Air cargo tonnages from China to Europe have broadly recovered to their levels prior to China’s Golden Week holiday at the start of October, while tonnages from Hong Kong to Europe have risen further in the last six weeks to their highest level this year, indicative of a possible ramping up of e-commerce and wider demand from this key origin market in the final months of the year.
According to the latest weekly figures and analysis from WorldACD Market Data, Hong Kong to Europe tonnages in week 42 (14 to 20 October) were +25% higher than their already strong levels in the equivalent week last year. And Hong Kong to Europe tonnages in weeks 40-42 were +12% higher than their average weekly levels in September.
On the pricing side, average spot rates from Hong Kong to Europe in the last seven weeks have risen above the US$5 per kilo level, fluctuating between $5.04 and $5.31, and standing at $5.15 in week 42, with China to Europe spot rates rebounding to $4.29 per kilo, taking both to around +13% above last year’s levels. But there have been some bigger year-on-year (YoY) increases from some other Asia Pacific markets – particularly on the pricing side.
Other Asia Pacific markets showing significant YoY tonnage increases to Europe in week 42 include Thailand (+27%) and Vietnam (+26%). But spot rates from those two markets to Europe were up, YoY, by +87% and +61%, respectively, in week 42, based on the more than 450,000 weekly transactions covered by WorldACD’s data.
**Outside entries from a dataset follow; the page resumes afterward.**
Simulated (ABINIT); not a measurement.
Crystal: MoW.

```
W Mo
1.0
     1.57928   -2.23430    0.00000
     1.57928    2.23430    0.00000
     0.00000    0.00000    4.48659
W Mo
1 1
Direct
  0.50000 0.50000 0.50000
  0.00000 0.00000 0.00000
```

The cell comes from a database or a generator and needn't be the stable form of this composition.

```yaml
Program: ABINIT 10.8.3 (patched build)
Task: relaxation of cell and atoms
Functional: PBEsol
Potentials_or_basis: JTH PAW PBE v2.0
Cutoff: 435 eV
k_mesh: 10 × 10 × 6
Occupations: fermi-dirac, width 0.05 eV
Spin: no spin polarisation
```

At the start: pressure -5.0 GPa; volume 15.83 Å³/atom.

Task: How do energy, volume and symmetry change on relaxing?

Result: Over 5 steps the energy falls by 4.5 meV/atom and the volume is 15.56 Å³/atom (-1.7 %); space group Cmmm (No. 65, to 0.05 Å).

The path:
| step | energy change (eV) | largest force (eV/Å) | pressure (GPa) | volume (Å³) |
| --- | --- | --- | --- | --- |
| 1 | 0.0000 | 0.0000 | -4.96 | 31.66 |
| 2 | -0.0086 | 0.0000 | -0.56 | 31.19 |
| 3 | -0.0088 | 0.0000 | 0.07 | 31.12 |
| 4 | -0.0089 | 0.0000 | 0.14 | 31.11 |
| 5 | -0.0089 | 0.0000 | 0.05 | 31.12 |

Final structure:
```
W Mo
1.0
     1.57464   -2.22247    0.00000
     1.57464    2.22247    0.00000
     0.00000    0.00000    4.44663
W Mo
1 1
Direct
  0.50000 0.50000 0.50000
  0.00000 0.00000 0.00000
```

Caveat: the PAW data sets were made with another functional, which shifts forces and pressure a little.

The consistent strengthening of the Hong Kong to Europe market in the last six weeks, despite the normally dampening effects of China’s Golden Week holiday period at the start of October, is one of the earliest and only indicators of a potential significant fourth-quarter (Q4) air cargo peak season emerging this year.
On a worldwide basis, average global rates edged up only slightly in the second full week of October and tonnages nudged downwards from most of the major regions – the biggest decline coming from Middle East & South Asia (MESA) origins. But the patterns in week 42 this year are similar to those of last year, with tonnages having broadly recovered from the effects of China’s Golden Week holiday at the start of October, and poised for a potential surge in the final weeks of the year, as occurred last year.
Following a moderate (-4%) WoW fall the previous week, tonnages from MESA to Europe dropped by a further -8% in week 42. More than half of that decline was due to a drop in chargeable weight from Dubai to Europe (-22%, WoW), although there were continuing declines also from Bangladesh and Sri Lanka origins to Europe. A two-week-on-two-week (2Wo2W) comparison, comparing the combined figures for weeks 41 and 42 with those of weeks 39 and 40, also results in a -8% drop in tonnages from MESA to Europe. This drop is most likely a reflection of the recent impact of the increased military and geopolitical tensions in the region.
Meanwhile, tonnages from MESA to the USA were also down by -6% in week 42, with tonnages falling from India (-3%) and with consecutive weeks of double-digit percentage declines to the USA from Bangladesh and Sri Lanka origins. Average spot rates from MESA to the USA have also fallen in recent weeks from US$5.02 in week 40 to $4.69 per kilo, a drop of almost -7%. However, they are still +80% higher than this time last year.
On a worldwide basis, tonnages in week 42 slipped -1% compared with the previous week, taking them just +4% above their levels this time last year, with all the world’s main origin regions ahead by between +2% and +5%, YoY. And average global rates edged up by a further +2%, WoW, taking them +10% above last year’s levels – based on a full-market average of spot and contract rates. Spot rates are up +19%, YoY, driven by the continuing big YoY increases from MESA (+82%) and Asia Pacific (+25%). And on a 2Wo2W basis, worldwide tonnages and rates were both stable, leaving tonnages up, YoY, by +7%, and rates by +11%, YoY.
Asia Pacific to USA total air cargo tonnages continued their recovery in week 42 from the effects of China’s Golden Week holiday, rebounding by a further +4%, WoW, thanks to a +10% WoW increase from China. But compared with last year, China-USA tonnages remain significantly down (-18%, YoY) – part of a wider pattern of decline in China-USA tonnages in the second half of this year. That decline appears to have been triggered by tighter Customs rules and checks since July on inbound USA air cargo traffic from China, especially at Los Angeles (LAX). Indeed, China to LAX tonnages in week 42 were down by -37%, YoY.
However, spot rates from Asia Pacific to the USA, and from China to the USA, rebounded by a further +3%, to $6.23 per kilo and $5.41 per kilo, respectively – taking Asia Pacific-USA spot rates +42% above their equivalent levels last year, and taking China-USA spot rates +10% higher, YoY.